[Date Prev][Date Next][Thread Prev][Thread Next][Date Index][Thread Index]

Re: [Condor-users] Initial installation - I don't understand why the job cannot write its own file?



On Mon, Jul 31, 2006 at 08:17:41PM +0100, Atwood, Robert C wrote:
>  Hi,
> I have installed Condor on a small cluster on its own private network.
> The master has 2 interfaces (outside network , cluster network). I've
> got it configured so that jobs can be submitted and they run on the
> nodes, with minimal chages to the default configuration. 
> 
> However, there is a peculiar problem that I cannot figure out.
> 
> When the (vanilla) job starts, the output file is created, belongong to
> the submitting user, with permissions -rw-r--r--  Then the job gets
> held, with the log message: 
> 
>  "Error from starter on vm2@xxxxxxx : Failed to open
> '/home/myuser/q/loop.out' as standard output: Permission denied (errno
> 13)"
> 
> 
> The job runs as  'nobody',  but the file is created with ownership of
> the submitting user. This doesn't seem right. 
> 
> I tried altering the UID_DOMAIN to all different things that I could
> think of (domain of the master's outside, domain of the private network,
> * ) with no difference in this behaviour. 
> 
> I thought this file should be created in /local/condor/execute , where
> /local/condor is defined in the configuration file by LOCAL_DIR, not in
> the submitting working directory, anyways? That is what I would like, I
> thought that was the default for vanilla jobs? 
> 

Only if you're using file transfer with your job, which is not used unless
your job asks for it.

http://www.cs.wisc.edu/condor/manual/v6.8.0/2_5Submitting_Job.html#SECTION00354000000000000000


> 
> Any suggestions appreciated,
> 
> Robert
> 
> 
> loopit.c:
> #include <stdio.h>
> #include <unistd.h>
> int main (){
>   int i;
>   for(i=0;i<100;i++){
>   sleep(1);
>   printf("%i\n",i);
>   }
> }
> 
> 
> loop.submit:
> 
> ########################
> # Submit description file for loop program
> ########################
> Executable     = loopit
> Universe       = vanilla
> Output         = loop.out
> Log            = loop.log
> TARGET.FileSystemDomain = *

This 'TARGET' line doesn't do anything. TARGET.<whatever> only makes
sense on the right-hand-side of submit files. I think what you're really
trying to say is

requirements = TARGET.Filesystemdomain == *

which is less illegal than your first expression, but is also wrong. You
can't string-match like that in Classads without using one of the string
matching functions. (You can use regexes in classads now, but the 
documentation isn't done and I don't know how to do it yet either, so
I can't explain it)

But you don't actually want to do that either, because you really don't
want to say "use any filesystem domain" unless you're using file transfer
(you don't want to wind up on a machine that doesn't have your files!).
But if you're using file transfer, you don't need to say anything about 
filesystem domains at all, so I'd just forget about it. 

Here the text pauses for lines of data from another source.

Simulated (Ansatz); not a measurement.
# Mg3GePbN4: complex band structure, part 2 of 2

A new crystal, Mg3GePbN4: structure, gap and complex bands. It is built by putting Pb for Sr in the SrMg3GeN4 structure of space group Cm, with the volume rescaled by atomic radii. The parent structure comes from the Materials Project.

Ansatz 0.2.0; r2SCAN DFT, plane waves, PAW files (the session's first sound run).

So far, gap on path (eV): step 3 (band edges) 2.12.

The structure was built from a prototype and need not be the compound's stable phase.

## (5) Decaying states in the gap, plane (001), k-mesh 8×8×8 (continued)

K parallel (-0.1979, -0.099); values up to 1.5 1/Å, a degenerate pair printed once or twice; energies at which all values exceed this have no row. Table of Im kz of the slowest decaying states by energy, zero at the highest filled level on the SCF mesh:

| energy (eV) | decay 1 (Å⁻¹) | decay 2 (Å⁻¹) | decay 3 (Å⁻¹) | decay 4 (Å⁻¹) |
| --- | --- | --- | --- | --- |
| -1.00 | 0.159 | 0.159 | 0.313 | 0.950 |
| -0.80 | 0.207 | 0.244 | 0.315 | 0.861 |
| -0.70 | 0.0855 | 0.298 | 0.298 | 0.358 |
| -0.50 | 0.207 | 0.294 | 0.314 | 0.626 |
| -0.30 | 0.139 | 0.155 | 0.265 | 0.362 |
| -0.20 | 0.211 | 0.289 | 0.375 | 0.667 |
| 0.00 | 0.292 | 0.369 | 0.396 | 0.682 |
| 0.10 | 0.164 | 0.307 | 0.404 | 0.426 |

[In advanced usage, you can use 
should_transfer_files = if_needed
which means, "if you run on machine that matches my filesystem domain, don't
use file transfer, and if you run on machine that doesn't match my filesystem
domain, use file transfer. It's tricky to get right and until you've been 
at it a while it's best to avoid it and just always transfer files.]

-Erik